Debate (on motion by Mr Connolly) adjourned.

CRIMES (AMENDMENT) BILL (NO. 5) 1991

MR COLLAERY (11.29): Mr Speaker, I present the Crimes (Amendment) Bill (No. 5) 1991. I move:

That this Bill be agreed to in principle.

I have long been concerned about police fingerprinting and photographing. In July 1979, I defended a well-known Canberra unionist who was fingerprinted, photographed and detained overnight because he had the temerity to argue with a taxi driver who had become lost about an extra 35c on the meter. My client was ultimately compensated.

It was my habit thereafter, as defence counsel, to ask all of my clients, particularly those charged with exceeding a prescribed concentration of alcohol, whether they had been fingerprinted and photographed. In the early years, they invariably were, despite the fact that they carried identification and many were well-known citizens. This situation began to improve at about the time I left practice in 1989. However, I pursued this issue as Attorney-General and ultimately requested the Australian Federal Police, on 16 January of this year, to revise their general instruction No. 27.
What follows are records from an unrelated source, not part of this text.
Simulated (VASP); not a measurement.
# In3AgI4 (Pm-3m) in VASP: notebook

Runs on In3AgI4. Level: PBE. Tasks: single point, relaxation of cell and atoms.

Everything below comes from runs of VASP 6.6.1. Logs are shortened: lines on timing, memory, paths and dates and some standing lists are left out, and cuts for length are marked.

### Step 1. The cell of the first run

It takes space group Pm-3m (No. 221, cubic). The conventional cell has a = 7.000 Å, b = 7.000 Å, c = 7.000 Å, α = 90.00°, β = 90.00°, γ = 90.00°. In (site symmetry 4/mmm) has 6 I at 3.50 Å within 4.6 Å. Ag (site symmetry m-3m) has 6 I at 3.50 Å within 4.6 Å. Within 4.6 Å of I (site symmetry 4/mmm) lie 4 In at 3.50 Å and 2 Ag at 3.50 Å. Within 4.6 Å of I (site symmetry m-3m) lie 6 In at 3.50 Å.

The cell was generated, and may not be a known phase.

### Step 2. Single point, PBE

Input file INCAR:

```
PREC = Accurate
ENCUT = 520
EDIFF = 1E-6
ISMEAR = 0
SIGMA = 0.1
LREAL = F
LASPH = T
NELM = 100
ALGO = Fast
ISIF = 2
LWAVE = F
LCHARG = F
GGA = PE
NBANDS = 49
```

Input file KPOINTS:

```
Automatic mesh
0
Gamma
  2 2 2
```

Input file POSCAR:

I expressed the view that persons were having their fingerprints recorded by police as a result of procedures set forth in the general instruction. I informed the police that I was disturbed that these persons were having their fingerprints included in a national automated fingerprint identification system - the acronym is NAFIS. I informed the police that the general instruction No. 27 implied that fingerprinting was a routine procedure and that the instruction, rather than section 353A subsection (3) of the Crimes Act 1900, governed the procedure.

I also pointed out to the police that the general instruction did not distinguish clearly enough between Commonwealth and Territory offences. Since that time, the Federal Government has introduced its own Federal Crimes (Investigation) Bill. That debate, of course, is taking its own course and I will make no further comment.